Different students have different interests and needs, so your university email campaign should too.
Segmentation
By dividing your email list into meaningful groups (or “segments”), you can send each group content that truly matters to them. The result? Dramatically better performance.
How to segment effectively? Think about the factors that distinguish your prospective students. Common segmentation angles in higher ed include:
Stage in enrollment journey: Are they brand-new inquiries, applicants, or admitted students? (More on this later.)
Academic interests: What program or major are they interested in? Emails tailored by program (e.g. Engineering vs. Liberal Arts prospects) will highlight different selling points.
Demographics/Location: Is the student international or domestic? High school senior or adult learner? Local or out-of-state? Each group may respond to different messaging.
Behavioural engagement: How have they interacted with your school so far? (Attended a webinar, downloaded a brochure, etc.) Those actions can trigger targeted follow-ups.
Segmenting your list by criteria like these ensures each student gets content that speaks to their specific situation. As a result, your emails feel more relevant, and relevance drives results.
Example: The Cut Design Academy launched a promotional recruitment email targeting prospective students for its January 2025 Makeup Artistry Certificate intake. The campaign focused on driving immediate applications from students close to the decision stage, offering a limited-time tuition discount to accelerate conversions. Framed around an exclusive offer, the email used urgency, clear benefits, and student-focused messaging to stand out. The campaign leveraged personalization through tone (“Dear creative mind”) and clear calls to action, guiding prospects from interest to enrollment with stage-aligned messaging.

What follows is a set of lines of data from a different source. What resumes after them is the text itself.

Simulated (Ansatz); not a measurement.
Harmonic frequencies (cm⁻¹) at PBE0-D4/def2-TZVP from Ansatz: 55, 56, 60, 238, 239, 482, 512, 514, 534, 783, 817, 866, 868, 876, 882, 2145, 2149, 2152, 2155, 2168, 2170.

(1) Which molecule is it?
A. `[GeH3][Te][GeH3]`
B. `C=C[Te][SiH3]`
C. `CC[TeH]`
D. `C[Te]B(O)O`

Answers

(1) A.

Segmented emails consistently outperform generic blasts, leading to stronger engagement, greater relevance, and improved results across the board. Marketers find that tailoring messages to specific audience groups makes campaigns more effective and impactful. The bottom line? When you embrace the diversity of your audience and tailor your messaging accordingly, they’ll reward you with higher engagement.
Let’s say you have a student interested in your Executive MBA. They’ve clicked on emails but haven’t registered for an event. You wouldn’t send them the same message as a high school student in Colombia interested in ESL.
Personalization
Now add personalization on top. If segmentation is about who you’re writing to, personalization is about what and how you communicate to each person. Today’s prospective students expect a personalized touch, and they respond when they get it.
Here’s why: Research shows that emails with personalized content have a 29% higher open rate and a 41% higher click-through rate than non-personalized emails. Simply put, personalization grabs attention. It signals to the student that “this is about you,” cutting through the clutter of impersonal mass communications.
Personalization can be as simple as using the student’s first name in the greeting or subject line – emails with a personalized subject are 29% more likely to be opened, according to Experian. But it goes much deeper than that. Effective enrollment emails often incorporate personal details like the student’s intended major, specific interests, or past interactions.
Let’s Look At Two Examples:
If a prospect has shown interest in your business program, your follow-up emails should reflect that. Highlight business-specific content such as alumni success stories, internship opportunities, and upcoming events related to the program. This reinforces relevance and keeps the student engaged with information they care about.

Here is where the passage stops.